U.S. patent number 3,894,476 [Application Number 05/458,365] was granted by the patent office on 1975-07-15 for self-adjusting load balancing pneumatic hoist.
This patent grant is currently assigned to The United States of America as represented by the United States Energy. Invention is credited to William G. Cobb.
United States Patent |
3,894,476 |
Cobb |
July 15, 1975 |
Self-adjusting load balancing pneumatic hoist
Abstract
The present invention is directed to a pneumatic hoist
incorporating a load balancing system whereby a load supported by
the hoist may be vertically repositioned by applying a relatively
small force against the load in the direction of desired movement.

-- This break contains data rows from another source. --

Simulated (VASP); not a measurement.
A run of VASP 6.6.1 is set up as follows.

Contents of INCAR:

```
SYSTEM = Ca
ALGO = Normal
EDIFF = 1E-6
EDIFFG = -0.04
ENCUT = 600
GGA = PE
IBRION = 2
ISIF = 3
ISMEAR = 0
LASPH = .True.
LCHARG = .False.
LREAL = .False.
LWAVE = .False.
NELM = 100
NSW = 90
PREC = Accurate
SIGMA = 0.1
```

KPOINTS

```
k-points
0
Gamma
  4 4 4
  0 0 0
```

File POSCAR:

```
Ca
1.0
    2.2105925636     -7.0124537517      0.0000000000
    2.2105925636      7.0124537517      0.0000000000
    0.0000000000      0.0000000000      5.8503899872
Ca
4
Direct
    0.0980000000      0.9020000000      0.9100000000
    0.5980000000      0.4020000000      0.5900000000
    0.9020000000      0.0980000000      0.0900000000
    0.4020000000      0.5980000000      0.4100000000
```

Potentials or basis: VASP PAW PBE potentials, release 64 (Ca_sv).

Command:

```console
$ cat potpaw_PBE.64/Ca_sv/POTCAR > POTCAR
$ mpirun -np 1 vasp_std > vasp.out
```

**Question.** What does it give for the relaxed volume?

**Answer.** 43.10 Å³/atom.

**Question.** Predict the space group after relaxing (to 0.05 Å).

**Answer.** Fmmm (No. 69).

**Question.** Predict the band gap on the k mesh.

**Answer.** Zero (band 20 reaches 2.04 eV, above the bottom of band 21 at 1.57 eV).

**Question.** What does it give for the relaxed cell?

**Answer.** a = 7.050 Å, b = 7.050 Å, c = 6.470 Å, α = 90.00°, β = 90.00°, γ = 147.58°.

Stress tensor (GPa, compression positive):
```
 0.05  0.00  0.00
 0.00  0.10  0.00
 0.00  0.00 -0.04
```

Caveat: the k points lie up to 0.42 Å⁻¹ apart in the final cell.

The load balancing system utilizes a pressure regulator which is
capable of continuously maintaining the pressure in the hoist to
equal a reference pressure automatically established as required to
balance the load and sealed in a pilot chamber of the regulator to
provide for the vertical displacement of the load in response to a
relatively small force applied in the direction of the desired
movement.
Inventors: |
Cobb; William G. (Oak Ridge,
TN) |
Assignee: |
The United States of America as
represented by the United States Energy (Washington,
DC)
|
Family
ID: |
23820501 |
Appl.
No.: |
05/458,365 |
Filed: |
April 5, 1974 |
Current U.S.
Class: |
91/6; 91/410;
91/390; 91/446 |
Current CPC
Class: |
B66C
13/04 (20130101) |
Current International
Class: |
B66C
13/04 (20060101); F15b 013/042 (); F15b
025/04 () |
Field of
Search: |
;91/390,446,410,460,6 |
References Cited
[Referenced By]
U.S. Patent Documents
Primary Examiner: Maslousky; Paul E.
Attorney, Agent or Firm: Carlson; Dean E. Zachry; David S.
Larcher; Earl L.
Government Interests
The present invention relates generally to a pneumatic hoist, and
more particularly to a load balancing system for such a pneumatic
hoist wherein the load supported by the hoist may be vertically
displaced by applying a relatively light force to the load. This
invention was made in the course of, or under, a contract with the
United States Atomic Energy Commission.
Claims
What is claimed is:
1. A pneumatic hoist positionable between a load and load lifting
mechanism for automatically maintaining the load in a selected
vertical position provided upon displacing the load by exerting an
externally applied force thereon and for significantly reducing the
force required to effect the displacement of the load, comprising a
cylinder and piston assembly with said cylinder connectable to one
of said load and said lifting mechanism and said piston connectable
to the other of said one of said load and said lifting mechanism, a
housing, movable piston means disposed in said housing for dividing
the latter into first and second chambers, a passageway in said
piston means communicating with said first chamber and atmosphere,
conduit means in registry with both of said chambers and further
chamber on one side of said piston in said cylinder, valve means in
said conduit means for selectively placing either the first or
second chamber in communication with said cylinder, a further
conduit means in registry with said first chamber for introducing a
flow of pressurized air thereinto from a compressed air supply, and
further valve means in said first chamber for regulating the flow
of said air through said passageway to atmosphere and into said
first chamber from said further conduit means in response to the
direction of movement of said piston means with said movement being
responsive to the pressure differential in said first chamber and
said second chamber.
2. The pneumatic hoist claimed in claim 1, wherein an additional
conduit means connects said further chamber and said compressed air
supply, additional valve means are in said additional conduit means
for placing said further chamber in registry with said compressed
air supply for introducing compressed air into said further
chamber, and wherein the first mentioned valve means places said
second chamber in registry with said compressed air supply through
said additional conduit means simultaneously with said further
chamber.
3. The pneumatic hoist claimed in claim 2 wherein a still further
conduit means connects said further chamber and said compressed air
supply, and wherein valve means are disposed in said still further
conduit means contiguous to said further chamber and contactable by
said piston for effecting flow of compressed air through said still
further conduit means into said further chamber.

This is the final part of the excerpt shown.